Friday, August 11, 2023

Book Review: Wild with All Regrets

By Sara Steven

A decade has passed since Lucas Connolly lost his best friend—and the only man he’s ever loved—in World War I, but he still can’t shake his guilt over Jamie’s death. In fact, ever since losing Jamie, Lucas has heard his friend’s voice inside his head—confused about what happened to him, begging him for help. And now, suddenly, it’s not just Jamie’s voice anymore; now, a specter who looks and acts exactly like Jamie did before his death, and who is demanding answers from Lucas about what happened to him, has begun to haunt him.

Concerned about Lucas’s deteriorating mental state, his friend Angela encourages him to move on with his life, and even sets him up with a coworker whom she suspects is also gay. But Lucas is too consumed with the secret he still keeps about the part he played in Jamie’s death to even begin to form a healthy connection with someone new—and as Jamie’s ghost begins to recover his memories and get closer to the truth, Lucas’s obsession only deepens.

Ultimately, Lucas realizes that his only path forward is to first go backward—that only in examining his troubled youth, facing his deepest self, and shining a light on the shadowed parts of his past will he finally be able to set his old friend, and himself, free. (Synopsis courtesy of Goodreads.)

Wild with All Regrets provided what I imagine to be a realistic viewpoint of what it was like for a gay man in the early 20th century. The family dynamics that Lucas experiences, particularly with his father, had been nothing short of heartbreaking. When he sought out aid from others, he often found himself at the receiving end of either judgment and mistreatment, or at times, duplicitous behavior. His relationship with Jamie spans several years and ends up becoming a lifeline of sorts. He’s the only person Lucas can trust. 

It was hard not to want to ship the two men together. Lucas is all hard edges and rough sensibilities, while Jamie is lightness and levity. He helps to calm Lucas, while Lucas has an unwavering loyalty for Jamie. He would honestly do anything for him, even at the risk of jeopardizing his own feelings, considering Lucas is sure that his romantic feelings for Jamie are not reciprocated. Given the severity of their relationship, it didn’t surprise me that when Lucas loses Jamie to the war, that Lucas has a really hard time carrying on.

The time frames provided really helped in giving the reader a better understanding of who the primary characters are, and more importantly, why they are the way they are. With some chapters, both men are children. In others, we see them as young adults, and then, as grown men who are trying to navigate a world where there is little tolerance for those considered “different.” I felt like the descriptions of that era were spot on. Like I was really there in the early 1900s. 
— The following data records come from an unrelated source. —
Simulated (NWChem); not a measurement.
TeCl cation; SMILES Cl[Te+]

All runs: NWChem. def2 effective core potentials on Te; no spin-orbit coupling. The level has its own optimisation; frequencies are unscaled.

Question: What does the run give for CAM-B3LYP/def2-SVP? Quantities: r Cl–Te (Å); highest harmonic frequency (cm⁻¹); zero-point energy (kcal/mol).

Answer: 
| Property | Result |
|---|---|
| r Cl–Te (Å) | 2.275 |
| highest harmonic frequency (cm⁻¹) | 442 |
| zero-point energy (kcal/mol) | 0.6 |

The ghost aspect to this was interesting. Is Jamie really a ghost, or is it something Lucas has manifested to try to help him ease the burden of losing the great love of his life? Wild with All Regrets takes you into an introspective part of yourself while you examine that aspect and many others–it was a very deep experience.

Thanks to BookSparks for the book in exchange for an honest review.